• Marchesk
    4.6k
    Rats can recognize colors and understand left and right, but they can't put the two together to locate a biscuit left of the blue wall in a maze. They can't connect the color with going left to find a biscuit. It's 50/50 whether they go right or left.

    Children up till six years of age are also like this, except that they're constantly babbling words. Then around six, they're able to string different concepts together to say something like, "The biscuit is left of the blue wall", and understand it.
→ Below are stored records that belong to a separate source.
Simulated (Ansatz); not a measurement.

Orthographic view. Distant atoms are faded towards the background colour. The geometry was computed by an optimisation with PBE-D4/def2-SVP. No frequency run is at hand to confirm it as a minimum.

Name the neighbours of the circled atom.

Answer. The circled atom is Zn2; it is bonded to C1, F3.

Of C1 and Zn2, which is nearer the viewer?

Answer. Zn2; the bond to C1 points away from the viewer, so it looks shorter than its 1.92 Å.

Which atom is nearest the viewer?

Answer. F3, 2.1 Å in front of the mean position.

    Now when adults are tasked with reciting back words they're listening too, they lose the ability to make sense of "left of the blue wall". What this suggests is that language is a means by which different regions of the human brain communicate with each other. You have one region in the visual cortex that recognizes blue. And another that recognizes a biscuit. You also have a spatial understanding of left and you know what a wall is. When someone says, "The biscuit is left of the blue wall", those different regions of the brain are able to communicate with one another, leading us to a world of understanding not available to small children and rats.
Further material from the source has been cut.